By Sunnivie Brydum
Originally published on Advocate.com February 07 2014 5:01 PM ET
Judging by police behavior surrounding several demonstrations that took place in Russia in the past 24 hours, the country's ban on so-called gay propaganda only extends to those taking a pro-LGBT stance, not those spreading antigay hate.
Four LGBT activists were arrested in St. Petersburg as they attempted to unfurl a banner quoting the Olympic Charter's promise of sport without discrimination, reports BuzzFeed. The activists were unexpectedly surrounded by police as they approached the site of their picket, a bride in central St. Petersburg. They intended to hold a banner that read "Discrimination is incompatible with the Olympic Movement. Principle 6. Olympic Charter," but police interrupted the demonstration as the activists tried to snap photos with the banner. Some activists suspect government officials were spying on private phone conversations, since the planned protest was not publicized and only those involved were aware that it was taking place.
According to a Facebook post from the Russian LGBT Network, the activists included Anastasiya Smirnova, Aleksandra Semenova, and a pregnant woman. All four activists were taken to the 16th precinct police department, where they were reportedly released around 9 a.m. Pacific today. The activists were charged with "participation in an illegal public assembly," according to a post on Smirnova's Facebook page. While she was still detained, Smirnova managed to post a poignant question on Facebook: "Detention for a photo with a banner — isn't it an amazing way to celebrate the Opening of the Games? #CheersToSochi," she wrote.
Just hours later, as many as 10 LGBT activists were arrested in Moscow's Red Square as they sang the Russian national anthem and waved rainbow and Russian flags.
According to Russian journalist and AP photographer Yury Gavrikov, those arrested included Elena Kostyuchenko, Anna Annenkov, Gleb Latnik, Rèjda Lynn Nicks, Nèmeni Olga Mazurova, Taya Polyakova, another Russian woman and two Swedish women. All those arrested were taken to the Moscow police station.

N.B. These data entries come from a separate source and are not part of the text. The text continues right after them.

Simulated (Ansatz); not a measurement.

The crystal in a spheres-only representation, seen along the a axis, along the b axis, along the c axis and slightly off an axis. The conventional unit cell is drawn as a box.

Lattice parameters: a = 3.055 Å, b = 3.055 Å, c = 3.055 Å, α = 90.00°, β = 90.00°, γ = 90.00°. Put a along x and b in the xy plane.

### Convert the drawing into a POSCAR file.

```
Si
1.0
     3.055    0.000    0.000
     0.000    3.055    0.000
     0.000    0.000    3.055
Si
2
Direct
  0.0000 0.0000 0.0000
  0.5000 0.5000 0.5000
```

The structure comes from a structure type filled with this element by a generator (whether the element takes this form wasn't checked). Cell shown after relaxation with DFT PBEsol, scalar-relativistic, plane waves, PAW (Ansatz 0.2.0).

Gavrikov posted this video of the activists being detained as they sang the Russian National Anthem, apparently filmed by LGBT site Grani.ru:
But while Russian police are often suspiciously quick to arrest LGBT demonstrators, they reportedly left an antigay demonstration in Sochi carry on uninterrupted. Sports Illustrated posted video of the small demonstration, noting that its staffers stumbled across the protest outside the Sochi train station. The picketers held signs in Russian and English, including a classic that LGBT Americans are likely familiar with seeing at Pride celebrations, declaring that "Homo Sex Is Sin." Watch a brief video of the antigay rally in Sochi below:
As SI notes, the demonstration in Sochi appears to violate the ban on demonstrations in the Olympic host city issued by President Vladimir Putin last year. The Kremlin and the International Olympic Committee did backtrack on the blanket ban on demonstrations slightly last month, when IOC president Thomas Bach announced that a special "protest zone" would be set up for those wishing to demonstrate in the neighboring town of Khosta, approximately seven miles from the arenas in Olympic Park. Even those demonstrations in the designated zone, however, must be approved by the government and reportedly cannot pertain directly to the Olympics.